### Discussion 6

We will review an example that highlights the need of being proficient in xpath syntax, because we are not able to inspect the html using devtools. 

Consider the website [`https://imsdb.com/`](https://imsdb.com/). We want to scrape the links that are in the _Genre_ sidebar. Using devtools, we can inspect this element and find that its a child of `table/tbody`. 

A useful cheatsheet for xpath: https://devhints.io/xpath

In [1]:
import requests
import lxml.html as lx

In [10]:
result = requests.get('https://imsdb.com/')
result.raise_for_status

<bound method Response.raise_for_status of <Response [200]>>

In [3]:
html = lx.fromstring(result.text)

In [4]:
html.xpath('//table/tbody')

[]

The list is empty. Copying the xpath from devtools doesn't help either. Apparently, the html that the requests returns is not the same as the one rendered by Google Chrome. We can inspect whatever is being returned by checking the _Networks_ tab. 

While re-loading the webpage to monitor the communication in the _Networks_ tab, we note see that the html (for smaller dimensions which can be set in the upper left corner) is now rendered for mobile use. The sidebar with _Genre_ section is now missing. Going back to inspecting the html we see, that the genres are now listed as dropdown menu. The dropdown menu does not contain links, those are generated by a script. 

Back to the network tab! Cycling through all requests, we find that the html is returned as `Document`, but no other data is transferred. Lets inspect the request, and navigate to its _Response_ tab. We can search it for the string `Genres`. We find three instances, but all preparing the script, none containing the links. While dealing with scripts was presented in todays lecture, we should adjust the dimensions (upper left corner) to something larger (e.g., _Nest Hub Max_). 

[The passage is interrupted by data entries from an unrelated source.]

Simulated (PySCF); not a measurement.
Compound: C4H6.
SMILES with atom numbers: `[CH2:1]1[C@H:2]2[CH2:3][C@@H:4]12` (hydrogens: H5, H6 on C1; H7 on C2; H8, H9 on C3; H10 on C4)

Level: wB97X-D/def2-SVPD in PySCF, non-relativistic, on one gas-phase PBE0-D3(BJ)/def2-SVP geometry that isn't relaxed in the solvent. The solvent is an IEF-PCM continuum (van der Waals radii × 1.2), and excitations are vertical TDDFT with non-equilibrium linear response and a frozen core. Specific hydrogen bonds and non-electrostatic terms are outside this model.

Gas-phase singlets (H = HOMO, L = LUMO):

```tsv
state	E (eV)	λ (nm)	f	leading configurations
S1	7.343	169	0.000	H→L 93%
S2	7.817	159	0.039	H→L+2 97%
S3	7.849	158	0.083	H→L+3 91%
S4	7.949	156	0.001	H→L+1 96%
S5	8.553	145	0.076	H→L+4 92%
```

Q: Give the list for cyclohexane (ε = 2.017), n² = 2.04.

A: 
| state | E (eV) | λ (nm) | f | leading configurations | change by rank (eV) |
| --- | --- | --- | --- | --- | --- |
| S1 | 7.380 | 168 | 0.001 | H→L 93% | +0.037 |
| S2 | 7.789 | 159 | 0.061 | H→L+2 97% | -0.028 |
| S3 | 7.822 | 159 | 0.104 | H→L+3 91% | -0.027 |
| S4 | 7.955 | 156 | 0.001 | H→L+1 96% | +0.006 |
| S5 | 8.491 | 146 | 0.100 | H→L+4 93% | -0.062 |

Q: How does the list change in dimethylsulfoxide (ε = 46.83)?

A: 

A new request will now return a different html. Searching for the string `Genre` will now find the corresponding table, its in a different element structure as in our first attempt. However, ... 

In [9]:
html.xpath('//td[text()="Genre"]')

[]

Some whitespace characters prevent us from finding the element! (Direct inspection of `request.text` shows that its `"Genre\r\n"`! 

In [6]:
html.xpath('//td[contains(text(), "Genre")]') 

[<Element td at 0x7fe702289800>]

Now, how to get the correct anchors? 

In [7]:
html.xpath('//table[tr/td[contains(text(), "Genre")]]/tr//a/@href') 

['/genre/Action',
 '/genre/Adventure',
 '/genre/Animation',
 '/genre/Comedy',
 '/genre/Crime',
 '/genre/Drama',
 '/genre/Family',
 '/genre/Fantasy',
 '/genre/Film-Noir',
 '/genre/Horror',
 '/genre/Musical',
 '/genre/Mystery',
 '/genre/Romance',
 '/genre/Sci-Fi',
 '/genre/Short',
 '/genre/Thriller',
 '/genre/War',
 '/genre/Western']

Perfect! Now, consider the [_Interstellar_](https://imsdb.com/Movie%20Scripts/Interstellar%20Script.html) page. We want to retrieve the movie release year. After inspecting the html (it might not be accurate!), we find that the date is the content of a `<td>` element, but is cluttered between a variety of other elements. 

In [8]:
result = requests.get('https://imsdb.com/Movie%20Scripts/Interstellar%20Script.html')
result.raise_for_status

<bound method Response.raise_for_status of <Response [200]>>

In [9]:
html = lx.fromstring(result.text)

In [10]:
html.xpath('//table[@class="script-details"]//td/text()') 

['\r\n      ',
 '\xa0\xa0Excellent.',
 '\r\n      ',
 '\xa0\xa0',
 ' (10 out of 10)',
 '\r\n\t  ',
 '\xa0\xa0',
 ' (9.50 out of 10)',
 '\r\n\r\n',
 '\r\n',
 '\r\n',
 '\r\n',
 '\r\n\t  \r\n      ',
 '\r\n      ',
 '\xa0\xa0',
 '\r\n      ',
 '\xa0\xa0',
 '\xa0\xa0',
 '\xa0\xa0',
 '\r\n\t ',
 ' : March 2008',
 '\r\n\t ',
 ' : November 2014',
 '\r\n\t \r\n',
 '\r\n',
 '\r\n']

Its there, but how to we retrieve the correct element text? 

In [11]:
html.xpath('//b[text() = "Script Date"]/following-sibling::text()[1]')

[' : March 2008']

From here, we will use regular expressions to extract the digits of the year. We will learn about regular expressions next week. In the meantime, become an xpath [ninja](https://topswagcode.com/xpath/)!